# Fireplaces in Ames Cost HOW MUCH Now?

## Introduction

Imagine you're a postdoctoral scholar in 2010 who has toiled through countless sleepless nights to perfect your experiments in molecular chemistry and publish a vast array of papers in the most prestigious journals. With this glowing curriculum vitae, the possibilities for your next move in the esteemed world of academia are endless! You could begin your endeavors at a prestigious private institution such as Harvard, Stanford, or UChicago. Or your may opt public universities in California, Michigan, or Florida that provide plenty of funding and a pipeline of students who can keep your lab running. With such an impressive body of work, the academic world is your oyster.

After interviewing with countless departments, the results are in! You'll start your illustrious academic career with a tenure track job in... Iowa State University in Ames, Iowa. Yeah, maybe not quite the NCAA football powerhouse you and your spouse were hoping to push your future kids into for those lucrative NIL deals, but hey, you have a job and you should feel blessed. Once you're accepted the offer, the next goal is to find a home. (I doubt in this day and age the most economical postdocs can afford a single-family home even in the smallest of towns, but 2010 was a different time fresh off a housing market crash, so please suspend your disbelief.)
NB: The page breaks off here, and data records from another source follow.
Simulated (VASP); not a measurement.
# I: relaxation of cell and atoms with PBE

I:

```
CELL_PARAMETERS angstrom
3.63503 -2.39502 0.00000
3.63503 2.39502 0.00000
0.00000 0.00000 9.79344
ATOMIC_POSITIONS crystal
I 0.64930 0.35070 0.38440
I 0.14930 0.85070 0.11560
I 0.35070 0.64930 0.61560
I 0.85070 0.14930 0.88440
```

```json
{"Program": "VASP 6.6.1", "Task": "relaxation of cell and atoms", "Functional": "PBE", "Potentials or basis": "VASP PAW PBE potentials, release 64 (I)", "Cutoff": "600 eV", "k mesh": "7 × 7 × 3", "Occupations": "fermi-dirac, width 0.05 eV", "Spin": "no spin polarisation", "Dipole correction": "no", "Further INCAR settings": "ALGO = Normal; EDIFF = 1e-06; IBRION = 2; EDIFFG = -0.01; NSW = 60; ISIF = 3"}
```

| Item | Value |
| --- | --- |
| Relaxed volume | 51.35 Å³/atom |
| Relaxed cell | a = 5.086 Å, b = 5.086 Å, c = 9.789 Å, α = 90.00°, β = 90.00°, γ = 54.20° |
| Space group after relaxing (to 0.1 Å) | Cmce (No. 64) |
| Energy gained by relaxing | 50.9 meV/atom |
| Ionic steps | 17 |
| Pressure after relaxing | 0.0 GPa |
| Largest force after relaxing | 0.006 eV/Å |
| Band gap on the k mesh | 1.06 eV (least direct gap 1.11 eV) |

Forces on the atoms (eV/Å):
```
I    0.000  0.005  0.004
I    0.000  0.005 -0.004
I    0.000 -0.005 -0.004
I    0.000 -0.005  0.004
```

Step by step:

While researching the housing market in Ames, your curiosity is piqued by this very comprehensive dataset from Kaggle that contains information on sale prices and a variety of attributes for over 2,500 houses in the city built in or before 2010. Upon perusing the data, you realize that you can gain quantitative insight into which housing features might impact the sale price the most by developing machine learning models that can achieve different objectives, depending on whether you want to predict the price with strong accuracy or clearly describe how modifying various features changes the price. These models can inform not only how homebuyers might make a choice on what kind of housing to purchase, but also what features can improve the value of a home upon resale.

Using Python in a Jupyter Notebook environment, my process of analyzing and modeling the data, with some cyclical iteration through some steps, is as follows:

- Preprocess the data by imputing null values, changing data types and engineering new features.
- Identify various tree-based machine learning models that can be tested to develop a predictive model.
- Tune the hyper-parameters of each model through grid searching.
- Select the best model based on the cross-validation score.
- Identify the most impactful features on sale price through feature selection.
- Construct a descriptive model using linear regression with that selected feature subset.

## Pre-Processing

The first step in pre-processing the dataset before training and testing any machine learning models was to fill all null values for input variables. This is important because the presence of any would lead to runtime errors in the training process. The method of imputation depends on the data type and feature that contains the nulls:

- For all categorical features and ordinal ratings features with non-numerical ratings (generally their values ranged from "Po" for poor to "Ex" for excellent), where the data type was a string, the nulls were replaced with a "None" string. This was done since those nulls reflected a lack of that attribute for that observation. (
**Note:**the "None" input had to be a string, and NOT the preset None value used as a placeholder in Python). - For this same reason, most numerical features where the data type was an integer or float had their nulls replaced with 0. However, one exception was an observation where the GarageCars and GarageArea features had null values even though the house contained a garage. Because the garage type was labeled as detached, I imputed the null values for this observation to match the values for the other house with a detached garage. That is 1 for GarageCars and 360 for GarageArea.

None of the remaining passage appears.